Reputation: 8551
I have a few lists, each containing several cities. I need to check for any two random elements if they belong to the same list.
Simple example:
list1 = ['London', 'Manchester', 'Liverpool', 'Edimburgh']
list2 = ['Dublin', 'Cork', 'Galway']
list3 = ['Berlin', 'Munich', 'Frankfurt', 'Paris', 'Milan', 'Rome', 'Madrid', 'Barcelona', 'Lisbon', ...]
list4 = ['Washington', 'New York', 'San Francisco', 'LA', 'Boston', ...]
Expected results:
> in_same_group('London', 'Liverpool')
> True
>
> in_same_group('Berlin', 'Washington')
> False
The function is called very often, so speed is critical. The biggest list might have up to 1000 elements.
What would be the most efficient way to do it?

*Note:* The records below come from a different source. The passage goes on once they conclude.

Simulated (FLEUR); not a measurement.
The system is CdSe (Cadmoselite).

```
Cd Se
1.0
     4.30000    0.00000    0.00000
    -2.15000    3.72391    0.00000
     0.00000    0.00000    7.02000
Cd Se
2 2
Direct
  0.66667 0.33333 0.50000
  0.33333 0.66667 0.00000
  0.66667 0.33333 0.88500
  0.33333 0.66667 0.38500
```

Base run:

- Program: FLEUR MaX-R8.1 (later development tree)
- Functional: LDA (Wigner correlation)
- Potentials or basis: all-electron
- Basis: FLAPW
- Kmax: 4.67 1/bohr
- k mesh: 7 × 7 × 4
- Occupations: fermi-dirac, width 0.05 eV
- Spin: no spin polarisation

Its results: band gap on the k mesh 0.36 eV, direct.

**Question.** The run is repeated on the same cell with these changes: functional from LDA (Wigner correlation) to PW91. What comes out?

This is what I tried so far, but it is far too slow:
def in_same_group(city1, city2):
same_group = False
for this_list in [list1, list2, list3...]:
if city1 in this_list and city2 in this_list:
return True
return same_group
Upvotes: 14
Views: 4029
Reputation: 91
In database terms, you have a one-to-many relationship. One list can contain many names, but each name can only appear in one list.
Try this:
In [20]: city_lists = {city_name:list1 for city_name in list1}
In [21]: city_lists.update({city_name:list2 for city_name in list2})
In [22]: city_lists
Out[22]:
{'Cork': ['Dublin', 'Cork', 'Galway'],
'Dublin': ['Dublin', 'Cork', 'Galway'],
'Edimburgh': ['London', 'Manchester', 'Liverpool', 'Edimburgh'],
'Galway': ['Dublin', 'Cork', 'Galway'],
'Liverpool': ['London', 'Manchester', 'Liverpool', 'Edimburgh'],
'London': ['London', 'Manchester', 'Liverpool', 'Edimburgh'],
'Manchester': ['London', 'Manchester', 'Liverpool', 'Edimburgh']}
In [23]: city_lists['Cork'] is city_lists['Dublin']
Out[23]: True
In [24]: city_lists['Cork'] is city_lists['London']
Out[24]: False
This is very efficient. If you visualize the code with http://pythontutor.com you will see the dict contains references to the original lists, but the lists themselves are not copied.
Upvotes: 0
Reputation: 8551
After running some speed tests with the proposals, I have realized that a weak point about the solutions proposed, if I am not mistaken, is that the complete loop will always be done for the mapping. By skipping the loop earlier in case the result is already known, speed could be improved.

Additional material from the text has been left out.